When selling your primary residence or a rental property, any income you make on the asset is to be taxed by the IRS. Capital gains tax is the tax you pay on profit you receive from selling an asset. That asset could be a stock investment, vehicle, home, etc.
Essentially, if you own your home for one year or more, the profit from the sale of the home is what is called a “long-term capital gain”. This gain is to be taxed depending on your income bracket, which is usually between 0 to 20 percent.
I’ve had students come to me asking me why I suggest holding properties for more than a year, and capital gains tax is one reason. See, if you sell a rental that you’ve owned less than a year, it’s considered ordinary income that’s taxed and that tax rate is high. This is one reason fix and flip investors struggle with gaining wealth – a whole lot of their gains goes to the IRS.
When you use my Niche2Wealth strategy, you hold onto the property for more than a year, so when you do sell, you pay capital gains tax over ordinary income tax, which is lower. You could also get other tax breaks like depreciation.
Minimizing capital gains tax
When you’re working with taxes, it’s best to have a qualified accountant work the numbers for you, as there are certain things that can be done to minimize capital gains tax.
For example, if you’re single, have owned your home for at least two years as a primary residence, you’ll be able to exclude $250,000 of any gain. That number increases to $500,000 if you’re married.
Track capital improvements
Whether you’re seeking to sell your primary residence or a rental property, always track capital improvements, because improvements can offer you huge tax savings. Essentially, you’ll want to know your adjusted cost basis, which you can get by starting with your base price (cost of the home), then subtracting the adjusted cost basis (capital improvements). Keep in mind that the higher your adjusted cost basis, the lower your capital gains and thus, smaller gains tax.
Offsetting capital gains with losses
If you’re selling a rental property, know that you can offset gains with losses. For example, let’s say you sell a rental property and have a capital gain of $25,000, but you’ve lost $3,000 in the stock market. You can offset that $25,000 gain with that $3,000 loss, avoiding having to pay capital gains tax on that rental property.
Length of time matters
Capital gains tax only applies if you hold your property for more than a year, as stated earlier. If you’ve got a property that you’ve had for less than a year and you sell it, you’re going to have to pay a higher tax percentage. Depending on your income bracket, that increase could be between 10 to 20% more. This is a big reason why I advise holding onto properties for more than a year.

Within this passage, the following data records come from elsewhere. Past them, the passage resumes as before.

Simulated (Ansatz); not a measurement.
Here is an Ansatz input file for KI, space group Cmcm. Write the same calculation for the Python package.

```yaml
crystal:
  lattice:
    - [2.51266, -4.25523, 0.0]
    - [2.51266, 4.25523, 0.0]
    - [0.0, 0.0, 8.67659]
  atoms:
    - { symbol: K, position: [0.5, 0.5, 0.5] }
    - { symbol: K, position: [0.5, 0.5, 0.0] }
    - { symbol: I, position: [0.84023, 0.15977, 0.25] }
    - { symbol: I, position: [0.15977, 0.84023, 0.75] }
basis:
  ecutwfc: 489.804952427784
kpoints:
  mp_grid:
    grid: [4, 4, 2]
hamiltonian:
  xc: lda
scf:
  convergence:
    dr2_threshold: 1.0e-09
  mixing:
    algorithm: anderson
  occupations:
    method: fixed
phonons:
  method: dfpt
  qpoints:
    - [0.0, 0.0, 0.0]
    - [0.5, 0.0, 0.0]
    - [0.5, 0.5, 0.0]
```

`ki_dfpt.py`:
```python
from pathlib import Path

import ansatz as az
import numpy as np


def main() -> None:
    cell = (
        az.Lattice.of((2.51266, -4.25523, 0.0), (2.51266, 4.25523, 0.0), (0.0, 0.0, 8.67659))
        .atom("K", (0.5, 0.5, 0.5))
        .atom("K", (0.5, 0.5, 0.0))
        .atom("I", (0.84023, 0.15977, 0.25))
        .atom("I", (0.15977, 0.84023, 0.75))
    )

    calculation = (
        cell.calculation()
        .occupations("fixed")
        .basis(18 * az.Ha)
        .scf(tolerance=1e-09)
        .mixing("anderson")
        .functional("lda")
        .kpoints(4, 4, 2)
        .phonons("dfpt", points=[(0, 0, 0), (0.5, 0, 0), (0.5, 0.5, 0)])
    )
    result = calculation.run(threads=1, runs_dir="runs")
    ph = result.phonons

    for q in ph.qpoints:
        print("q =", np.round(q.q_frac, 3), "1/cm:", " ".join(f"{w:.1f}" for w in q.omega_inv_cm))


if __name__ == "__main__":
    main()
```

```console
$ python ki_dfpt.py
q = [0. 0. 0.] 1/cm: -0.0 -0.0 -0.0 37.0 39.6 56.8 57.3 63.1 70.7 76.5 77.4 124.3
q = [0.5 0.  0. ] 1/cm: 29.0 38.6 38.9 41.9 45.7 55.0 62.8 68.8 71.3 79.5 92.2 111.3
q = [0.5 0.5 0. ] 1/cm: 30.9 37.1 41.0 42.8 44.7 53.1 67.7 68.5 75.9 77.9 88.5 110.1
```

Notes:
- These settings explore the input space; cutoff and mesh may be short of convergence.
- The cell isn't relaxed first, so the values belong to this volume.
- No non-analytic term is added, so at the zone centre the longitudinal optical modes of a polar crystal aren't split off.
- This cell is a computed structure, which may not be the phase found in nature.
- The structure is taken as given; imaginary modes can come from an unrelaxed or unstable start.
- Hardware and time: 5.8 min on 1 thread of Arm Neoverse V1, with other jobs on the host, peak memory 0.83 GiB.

It’s great to understand capital gains tax and this article is to give you a simple overview of what it is. However I advise everyone to have a good accountant (CPA) to either ask specific questions about this or to go to work for you strategizing to keep capital gains tax to a bare minimum. There are tax breaks that are there to work for you, helping you keep your money in your pocket, whether you’re buying and selling short or long-term. The best people to find them are those that work in it everyday, so remember to check with your CPA.